Review: In the Heart of the Sea Is a Classic Man vs. Nature Story

6 minute read

In olden times—and not in a galaxy far, far away but in this one—boys and sometimes girls would thrill to tales of adventure set in the jungle, in the old west, on the surface of a highly imaginary Mars or, perhaps best of all, on the high seas: where men brave enough to set out in fragile wooden vessels would find themselves at the mercy of disgruntled sea beasts and capricious weather patterns. Ron Howard’s In the Heart of the Sea—adapted from Nathaniel Philbrick’s rousing 2000 book of the same name, about the 1820 destruction of the whaleship Essex by one exceedingly pissed-off creature of the deep—is that kind of adventure story.

The picture is sometimes wayward and unwieldy, its dialog creaky and awkward, like an amateur’s attempt at scrimshaw. (“It’s he,” says one whaler. “Yes, it’s him all right,” says another.) But in a movie climate rife with superhero reboots and rehashings of childhood favorites, it’s a small marvel that In the Heart of the Sea exists at all. Who cares anymore about the sea, or sailors, or whales who decide, with an almost Biblical vengeance, that it’s payback time? Howard cares, and his movie, flawed as it is, is so unfashionable that it’s almost gallant. Chris Hemsworth and Benjamin Walker star as Owen Chase and George Pollard Jr., first mate and captain, respectively, of the doomed Essex. Chase, an experienced whaler, had hoped for the captain’s post. Pollard, the son of an esteemed officer, has merely inherited the job, and the two men clash. Pollard has no natural leadership capabilities. Chase has the crew’s respect from day one. He makes it his duty to toughen up the ship’s greenhorn first mate, teenager Thomas Nickerson (Tom Holland), at one point sending the timid, smallish lad down into the cavelike head of the crew’s first kill, the better to extract every drop of precious oil from its stinky, mucusy interior.

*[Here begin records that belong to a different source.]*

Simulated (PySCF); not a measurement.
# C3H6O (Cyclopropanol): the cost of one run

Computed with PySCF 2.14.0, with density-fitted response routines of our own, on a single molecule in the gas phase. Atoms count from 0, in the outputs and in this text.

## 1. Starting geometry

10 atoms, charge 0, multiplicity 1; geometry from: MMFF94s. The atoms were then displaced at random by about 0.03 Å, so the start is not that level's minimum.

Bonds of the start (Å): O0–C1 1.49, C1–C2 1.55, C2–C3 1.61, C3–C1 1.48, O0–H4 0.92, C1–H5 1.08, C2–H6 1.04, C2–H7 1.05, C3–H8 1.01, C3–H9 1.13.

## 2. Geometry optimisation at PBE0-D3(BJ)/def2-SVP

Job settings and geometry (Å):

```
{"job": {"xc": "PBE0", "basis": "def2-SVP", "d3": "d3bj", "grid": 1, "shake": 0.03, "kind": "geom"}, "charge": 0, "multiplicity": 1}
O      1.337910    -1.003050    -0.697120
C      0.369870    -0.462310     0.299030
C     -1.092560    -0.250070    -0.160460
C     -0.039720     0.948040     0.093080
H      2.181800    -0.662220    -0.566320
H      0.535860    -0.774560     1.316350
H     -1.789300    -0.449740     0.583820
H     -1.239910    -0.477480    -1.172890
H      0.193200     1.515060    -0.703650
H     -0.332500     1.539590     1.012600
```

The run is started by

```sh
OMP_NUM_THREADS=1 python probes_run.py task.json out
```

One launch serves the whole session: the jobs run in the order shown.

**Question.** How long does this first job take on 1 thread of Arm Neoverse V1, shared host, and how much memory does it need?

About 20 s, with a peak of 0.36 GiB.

That kid will grow up to be a dissolute man who spends his nights drinking and then obsessively erecting miniature ships in the empties—he’s played by Brendan Gleeson, and when we first meet him, in the movie’s opening, the Essex tragedy is 30 years behind him and haunting him still. He’s visited in his Nantucket home by a bewhiskered, thoughtful-looking fellow who, it turns out, is Herman Melville (Ben Whishaw, who has the face of an ardent listener, inquisitive and receptive). Melville, formerly a whaler himself, has an idea for a book and wants to learn more about the Essex disaster from one of its few survivors. (It was Chase’s 1821 account of the event, Narrative of the Most Extraordinary and Distressing Shipwreck of the Whale-ship Essex, that inspired Melville to write Moby-Dick.)

Of the 20 crewmembers who escaped the Essex before it sank, only eight survived. They’d endured some 90 days at sea, far off the coast of South America, with insufficient water and food rations. The tale Nickerson spins for Melville, as dramatized by Howard, is sometimes thrilling and elsewhere distressingly bleak: Although Howard is discreet in handling some of the grislier details, you might think twice about taking younger or overly sensitive kids. Mostly, though, Howard and cinematographer Anthony Dod Mantle capture the workaday routine of life on a ship with great brio—an early scene shows the crew setting sail, mapping out the process in a crisply edited mosaic of whirring, unspooling rope and canvas snapping sharply in the wind. The finest sequence is one in which Chase and members of the crew, packed into a small, tipsy-looking whaleboat, circle and kill their first whale. Heavy on CGI, this scene is a whaling reverie, not a realistic depiction of how it all must have really gone down. Rainbow droplets of water splash against a sky of painted clouds as the men, balanced in their little boat, stab away at their quarry with harpoons. The scene has a storybook glow, like an N.C. Wyeth illustration, and it has integrity. We can’t re-create historical events, so why not make them into something else, our dream of history? If the movies don’t give us that freedom, what does? When that whale is finally vanquished, Howard marks the chilling finality of the act with a despairing visual: The water the poor creature sprays from its blowhole is mingled with blood, splashing the men’s faces like unholy rain.

In the Heart of the Sea is a classic man-vs.-nature story. And what men! Cillian Murphy, as second mate Matthew Joy, is the most comfortable with the movie’s labored dialogue, making it seem as natural as the curl of a wave, and he has just the right look for a 19th-century seaman: his cheeks are ruddy as if perpetually wind-burned, his eyes bleached pale by the sun. Hemsworth, his brawn packed into a stiff coat and breeches, looks more like a Chippendale’s version of a whaler than a real one—but then, what New England whaleship couldn’t use just a touch of glamour? And then there’s the sperm whale that took down the Essex, smashing it with such fury that the vessel quickly took water and then, thanks to its intensely flammable cargo, burst into floating flames worthy of a J.M.W. Turner canvas. In Howard’s vision, this brute is a mottled-white leviathan with a mad, broad forehead and tiny, judgmental eyes—his side-eye is something to be feared. Decisive and elusive, he’s the movie’s uncompromising star. He has no clue that the movie around him is out of fashion, and what does he care if it is? The courage of his conviction makes all the difference.